Draft bill on BEPS measures in force
On December 16, 2016, the Federal Council (Bundesrat) approved the draft bill on the implementation of Council Directive 2015/2376 amending Directive 2011/16/EU as regards mandatory automatic exchange of information in the field of taxation (DAC3) and other measures against base erosion and profit shifting (Entwurf eines Gesetzes zur Umsetzung der Änderungen der EU-Amtshilferichtline und von weiteren Massnahmen gegen Gewinnkürzungen und -verlagerungen). The bill entered into force from January 1, 2017.
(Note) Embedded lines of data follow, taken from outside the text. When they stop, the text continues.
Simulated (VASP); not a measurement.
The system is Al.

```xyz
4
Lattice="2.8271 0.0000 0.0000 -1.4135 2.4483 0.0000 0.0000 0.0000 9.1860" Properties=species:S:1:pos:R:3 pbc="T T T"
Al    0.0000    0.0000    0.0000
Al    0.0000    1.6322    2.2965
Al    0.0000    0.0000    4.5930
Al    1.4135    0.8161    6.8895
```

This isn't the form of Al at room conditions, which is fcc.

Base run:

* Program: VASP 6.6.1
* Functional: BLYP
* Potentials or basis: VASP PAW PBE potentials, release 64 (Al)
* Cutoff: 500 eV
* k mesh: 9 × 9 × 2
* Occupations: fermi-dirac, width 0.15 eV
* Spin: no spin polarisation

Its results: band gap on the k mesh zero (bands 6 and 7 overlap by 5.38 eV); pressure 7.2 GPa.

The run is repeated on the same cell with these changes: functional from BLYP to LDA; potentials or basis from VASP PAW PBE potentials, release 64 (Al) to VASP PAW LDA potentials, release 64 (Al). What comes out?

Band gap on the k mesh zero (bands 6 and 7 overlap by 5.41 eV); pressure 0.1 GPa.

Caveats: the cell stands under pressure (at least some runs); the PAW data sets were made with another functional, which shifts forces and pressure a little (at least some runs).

Draft bill on deductibility of preferentially taxed intragroup royalties
On December 20, 2016, the Ministry of Finance published a draft bill on the partial or full non-deductibility for intragroup royalties taxed under non-OECD compliant patent boxes and other preferential intellectual property regimes (Entwurf eines Gesetzes gegen schädliche Steuerpraktiken im Zusammenhang mit Rechteüberlassungen). The bill envisages the denial of the deduction of royalties in the event that a country continues to offer non-compliant patent boxes and will apply to payments made after December 31, 2017.
Parliament and the Federal Council approve the draft bill amending the change-in-ownership rules
Both the lower house of the parliament (Bundestag) and the Federal Council (Bundesrat) approved the draft bill on amendments to the change-in-ownership rules (Entwurf eines Gesetzes zur Weiterentwicklung der steuerlichen Verlustverrechnung bei Körperschaften). The bill entered into force following its publication in the Official Gazette. The bill provides for an exception to the application of the change-in-ownership rules in cases where the loss-making company's business operations are continued unchanged from the time of incorporation, or at least during the three fiscal years prior to the change in ownership. If the conditions are met, taxpayers may avoid the application of the change-in-ownership rules and subsequent forfeiture of loss carry-forward by filing a respective application with the tax authorities.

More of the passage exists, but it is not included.